The below is an archived article first published by IranWire on August 26, 2020. It has been republished as part of our new series on transnational repression. Read more about the project here.
For the last 40 years, the Islamic Republic has engaged in a practice of assassinating and eliminating dissidents who are based outside of Iran. These include supporters of the last Shah of Iran, Mohammad Reza Pahlavi, especially those based in European countries.
On May 23, 2020, the US State Department released a report entitled Iran's Assassinations and Terrorist Activity Abroad. It outlined the 360 assassinations carried out in the name of the Islamic Republic since 1979, often at the hands of the Revolutionary Guards' Quds Force and the Ministry of Intelligence, but also conducted via third parties, agents, and proxy groups such as Hezbollah.
Which groups and individuals does Iran target the most, and who has been killed in its name?
Assassination Plots: Part of Day-to-Day Business
In a memoir of his presidency, Akbar Hashemi Rafsanjani wrote that the special envoy of Sultan Qaboos, the King of Oman, had warned him that an Iranian diplomat based in Muscat was planning to assassinate an official guest of the government of Oman. Rafsanjani's tone in the diary suggests such assassinations were not shocking or even particularly questionable at the time. He does not deny the plot, and simply issues an order, dated June 18, 1995 in the diaries:
"Sultan Qaboos' representative accompanied Akhavi Muhammad, the Deputy Foreign Minister, to deliver the Sultan's message. In a private meeting, he said that an Iranian diplomat and a group were planning to assassinate a foreign official. I told them to summon him."

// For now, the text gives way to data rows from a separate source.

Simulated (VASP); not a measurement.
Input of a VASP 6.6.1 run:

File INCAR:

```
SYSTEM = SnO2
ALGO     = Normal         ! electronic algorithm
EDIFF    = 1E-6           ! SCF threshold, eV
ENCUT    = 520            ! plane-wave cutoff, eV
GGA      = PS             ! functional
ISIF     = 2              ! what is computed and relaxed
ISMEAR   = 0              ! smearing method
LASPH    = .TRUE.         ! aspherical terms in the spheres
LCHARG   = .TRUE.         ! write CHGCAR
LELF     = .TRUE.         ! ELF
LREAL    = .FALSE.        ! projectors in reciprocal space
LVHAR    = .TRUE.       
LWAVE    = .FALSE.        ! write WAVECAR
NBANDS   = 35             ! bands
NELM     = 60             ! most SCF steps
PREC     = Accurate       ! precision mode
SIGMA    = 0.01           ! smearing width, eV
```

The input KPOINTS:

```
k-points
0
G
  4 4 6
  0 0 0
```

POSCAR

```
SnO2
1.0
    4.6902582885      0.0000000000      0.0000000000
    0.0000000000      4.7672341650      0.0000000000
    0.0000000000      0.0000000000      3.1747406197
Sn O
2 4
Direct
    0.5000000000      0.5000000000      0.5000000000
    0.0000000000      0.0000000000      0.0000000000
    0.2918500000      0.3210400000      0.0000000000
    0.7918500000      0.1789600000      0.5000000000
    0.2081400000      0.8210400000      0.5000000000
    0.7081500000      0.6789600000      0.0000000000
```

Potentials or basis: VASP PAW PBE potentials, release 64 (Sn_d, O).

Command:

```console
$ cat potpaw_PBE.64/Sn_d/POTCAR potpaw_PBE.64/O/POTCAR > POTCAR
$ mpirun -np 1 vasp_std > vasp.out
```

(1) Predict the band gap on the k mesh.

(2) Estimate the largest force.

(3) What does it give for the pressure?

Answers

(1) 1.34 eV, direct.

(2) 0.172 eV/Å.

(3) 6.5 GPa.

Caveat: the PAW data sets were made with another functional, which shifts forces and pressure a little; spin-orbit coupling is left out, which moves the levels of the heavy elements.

Seven days later, on June 25, Rafsanjani wrote that he had been the guest of Ayatollah Ali Khamenei and had informed him about "the issue of Sultan Qaboos' message.” He did not, however, give any indication of how the Supreme Leader reacted.
High-Profile Assassinations of Pro-Shah Individuals in Europe
One of the first known pro-Shah assassinations was that of Ali Akbar Tabatabaei, an advisor to the Iranian Royal Embassy in Washington, in 1980. Since the assassination of Tabatabaei and the escape of his killer, an African-American Muslim convert , to Iran, there have been no other reported killings by agents of the Islamic Republic in the United States.
But the situation in Europe worsened in the years that followed. The assassination of Mohammad Reza Kolahi Samadi, a dissident living in the Netherlands who the Islamic Republic accused of carrying out the August 30, 1981 bombing of the prime minister's office, is one of the most recent crimes to have taken place on the continent. Last year a Dutch court sentenced his killer to life imprisonment.
How the Shah's Allies Met Their Deaths
State-sponsored assassinations outside Iran can be divided into five groups. The first constitutes family members, political leaders and senior military commanders of the Shah's era who managed to leave Iran during the 1979 revolution. The best-known examples within this group are Shapour Bakhtiar, the last prime minister under the Shah, General Gholam Ali Oveissi, the military governor of Tehran in September 1978, and Shahriar Shafiq, the Shah's nephew and a senior naval officer.
All three of these men were assassinated in Paris. There were two attempts against Shapour Bakhtiar’s life: the first, in July 1980, was by a Lebanese militant Anis Nakash, who was based in Tehran and had attended official meetings there, including with Iran’s Ministry of Foreign Affairs. He was arrested during the failed attempt and sentenced to life in prison, but was released in 1990 by French authorities in a prisoner swap with Hezbollah. Nakash later told Iranian press that the plot was ordered by Iranian authorities.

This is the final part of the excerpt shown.